Speculating on my very limited knowledge of Chinese characters.

Agree about 8, 2 and 3.

I think #2 on the right (in pic 1) is 1 yen, and the clean one says “46”, but it looks too young to be from 1946. The dirty one says “31” I think.

#1 is says “66” (presumably 1966), and two of the characters say “Chung wah”, which is how Cantonese people say “Chinese language”

#4 (which is “73”, or “37” if I’m reading it back-to-front!) says “Chung wah [something] gwok”, which could mean “Chinese [something] country”. Maybe they’re Taiwanese? Is that Sun Yat Sen on #4?

#5 is definitely Thai baht. That’s the king you can see there.

#6 I have seen in antique shops in China, so I’d imagine it’s an old (pre-Communist?) Chinese coin.

#7 somewhere Arabic!

#8 - 10 yen (?) and says “80”

Someone else who’s better at reading kanji/characters had better correct me on all this.

One mistake, that’s not “wah” as in “language,” is “wah” as in, I dunno, Chinese.

#1 and #4 say “Chinese people’s country.” Now that I think about it, that could perhaps be Taiwan, given their former claims to all of China and the apparent age of the coins. And actually, I don’t think “zhong hua min guo” was China’s long title in the Mainland. Also, I don’t know what that “sheng” thing is all about, and that could be accounted for (if not my own ignorance) by possible differences between Beijing and Taiwanese Putonghua. So actually I think 1 and 4 may well be Taiwanese, I didn’t consider that. Too much time in the mainland speaking about the two as one country…
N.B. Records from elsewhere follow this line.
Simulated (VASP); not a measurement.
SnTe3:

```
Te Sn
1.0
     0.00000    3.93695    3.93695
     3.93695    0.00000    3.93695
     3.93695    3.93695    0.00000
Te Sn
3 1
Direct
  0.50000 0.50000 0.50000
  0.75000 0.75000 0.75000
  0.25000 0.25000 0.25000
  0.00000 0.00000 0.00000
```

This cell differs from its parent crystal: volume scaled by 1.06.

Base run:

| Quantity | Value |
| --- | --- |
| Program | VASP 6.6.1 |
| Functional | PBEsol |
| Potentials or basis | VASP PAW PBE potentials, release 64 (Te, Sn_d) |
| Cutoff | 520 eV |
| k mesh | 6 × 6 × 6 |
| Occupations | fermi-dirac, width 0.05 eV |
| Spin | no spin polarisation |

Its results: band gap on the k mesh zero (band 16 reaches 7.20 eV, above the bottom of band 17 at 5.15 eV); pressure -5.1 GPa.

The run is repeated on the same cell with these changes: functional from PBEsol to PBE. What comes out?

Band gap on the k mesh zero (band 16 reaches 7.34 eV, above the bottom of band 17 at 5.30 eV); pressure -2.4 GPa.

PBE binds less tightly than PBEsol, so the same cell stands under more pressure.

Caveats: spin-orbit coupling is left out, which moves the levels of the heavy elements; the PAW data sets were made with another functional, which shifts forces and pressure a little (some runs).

IIRC, in Cantonese idiom, it’s the same character - in Mandarin I think that character’s pronounced “Fah”, isn’t it? Something to do with a flower. :confused:

Hm, I found something similar but much older then 6. See here. The coin on the left has the same markings on the top, bottom and left. The coin on the right has the same markings on the right, bottom and left. I’m fairly certain that the back is the “Boo Ciowan” listed below. My Grandfather probably picked this up at the end of WWII. He was a Navy sailor.

I think 7 is Malaysia, not the moon and star and then their flag. But their coins seem to usually have some English on them. shrugs

Thanks for you help so far guys and gals.

Well, one of us is confused, and with all due respect I think it’s you, though you may have me on some points, I don’t know.

The character that appears on the coin does not mean language in colloquial Cantonese. It is “wah” in C. and “hua” in M. It’s possible you were taught something erroneously or by somebody from somewhere other than HK or Guangdong and learned whatever quirks might’ve come with that, but I don’t know why anybody would be using that character in that context since there’s a perfectly good soundalike character that DOES mean “language.”
“Fa” © and “hua” (M) mean flower, but that’s a different character. I am not really very familiar with the character on this coin, except in this kind of context, where it basically means the Chinese race. A quick look at my dictionary also defines it as “flowery, magnificient.” The presence of “flowery” is an odd coincidence, maybe that’s the source of confusion?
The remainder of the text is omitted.